During the first half of the term the relationship between the parties deteriorated and they began to negotiate a buy-out. Potter became ill before the negotiation was completed. Just before he returned to work, the Commission suspended him indefinitely with pay and delegated his powers and duties to another person. At the same time, it wrote to the Minister of Justice recommending that his employment be terminated for cause. It refused to give Potter any clear reason for the suspension.

Potter claimed that he had been constructively dismissed and sued. He lost at trial and at the Court of Appeal.

The Supreme Court of Canada had a completely different view and allowed the appeal.

The Supreme Court of Canada pointed out that in order to find that a constructive dismissal has taken place, the court must first identify an express or implied term of the contract that has been breached. The court will then determine whether or not that breach was sufficiently serious to constitute a constructive dismissal. The point of the exercise is to determine whether the employer’s conduct shows that it does not intend to be bound by the employment contract any longer.

The primary burden is on the employee to establish constructive dismissal but where an administrative suspension is at issue, as in this case, the burden will shift to the employer to show that the suspension was reasonable or justified. If the employer cannot do so, a breach will have been established and the employee will then have to satisfy the court that the breach substantially altered an essential term of the contract.
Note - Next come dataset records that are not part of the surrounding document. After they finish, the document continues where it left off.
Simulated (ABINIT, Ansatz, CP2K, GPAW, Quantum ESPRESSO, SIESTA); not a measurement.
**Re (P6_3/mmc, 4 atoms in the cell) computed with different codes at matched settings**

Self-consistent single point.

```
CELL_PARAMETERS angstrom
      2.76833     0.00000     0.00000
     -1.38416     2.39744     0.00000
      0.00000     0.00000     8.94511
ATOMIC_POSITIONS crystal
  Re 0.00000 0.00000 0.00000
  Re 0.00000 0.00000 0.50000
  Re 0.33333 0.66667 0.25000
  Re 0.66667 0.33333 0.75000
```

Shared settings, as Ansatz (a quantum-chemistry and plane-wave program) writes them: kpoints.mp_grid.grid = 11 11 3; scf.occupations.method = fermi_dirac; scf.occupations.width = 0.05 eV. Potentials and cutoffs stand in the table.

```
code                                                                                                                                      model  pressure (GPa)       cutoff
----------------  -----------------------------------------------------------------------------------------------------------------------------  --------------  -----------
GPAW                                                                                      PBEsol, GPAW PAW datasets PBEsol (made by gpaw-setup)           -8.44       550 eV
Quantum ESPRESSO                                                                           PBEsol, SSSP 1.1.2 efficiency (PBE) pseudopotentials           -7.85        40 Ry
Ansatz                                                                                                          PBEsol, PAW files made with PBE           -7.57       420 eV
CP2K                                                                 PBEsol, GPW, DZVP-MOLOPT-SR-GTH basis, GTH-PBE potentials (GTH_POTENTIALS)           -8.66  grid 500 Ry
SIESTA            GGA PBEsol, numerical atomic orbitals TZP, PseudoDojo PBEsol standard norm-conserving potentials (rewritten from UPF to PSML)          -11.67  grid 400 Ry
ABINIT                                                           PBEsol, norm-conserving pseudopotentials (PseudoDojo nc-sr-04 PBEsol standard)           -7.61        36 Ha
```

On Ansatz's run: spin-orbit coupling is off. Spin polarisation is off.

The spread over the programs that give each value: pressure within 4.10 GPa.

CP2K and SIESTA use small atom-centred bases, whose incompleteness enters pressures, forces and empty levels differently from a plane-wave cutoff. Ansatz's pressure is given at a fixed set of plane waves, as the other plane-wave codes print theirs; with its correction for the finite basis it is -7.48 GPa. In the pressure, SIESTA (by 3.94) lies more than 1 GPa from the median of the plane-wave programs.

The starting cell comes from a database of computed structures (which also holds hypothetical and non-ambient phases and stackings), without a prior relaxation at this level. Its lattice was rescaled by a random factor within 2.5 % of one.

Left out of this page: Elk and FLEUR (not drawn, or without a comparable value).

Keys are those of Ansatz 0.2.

In this case, the contract had no express provision for a suspension. The Commission did have an implied authority to relieve Potter from his duties provided that it could show a business justification for doing so. The Commission could not show a business justification, for at least two reasons. Firstly, Potter was never given any reason for his suspension. To the court, an administrative suspension cannot be justified without basic level of communication with the employee. Secondly, the Commission’s claim that the suspension was simply to facilitate a buy-out was undercut by its own conduct, namely its letter to the Minister recommending a termination, the fact that Potter was replaced during a suspension period, and the fact that the suspension was indefinite.

As a result, the unilateral suspension constituted a breach and it was reasonable for Potter to perceive the breach as a substantial change to his contract. There had been a constructive dismissal and Potter was entitled to damages.

This case is a useful reminder to employers who are under the impression that suspensions are a viable alternative to outright terminations. If a suspension is merely a preliminary step towards a termination, which an employer chooses to take in the hope that the employee will simply get the message that is intended to be sent and resign, the employer is taking a risk that might not be worthwhile.

Advertisements

The Further Development of Ontario’s Summary Judgment Rule

Several weeks ago, I posted an article about the decision of the Supreme Court of Canada in Hryniak v. Mauldin, et al., and indicated that in my view this case represented a momentous shift in Ontario’s law on summary judgment.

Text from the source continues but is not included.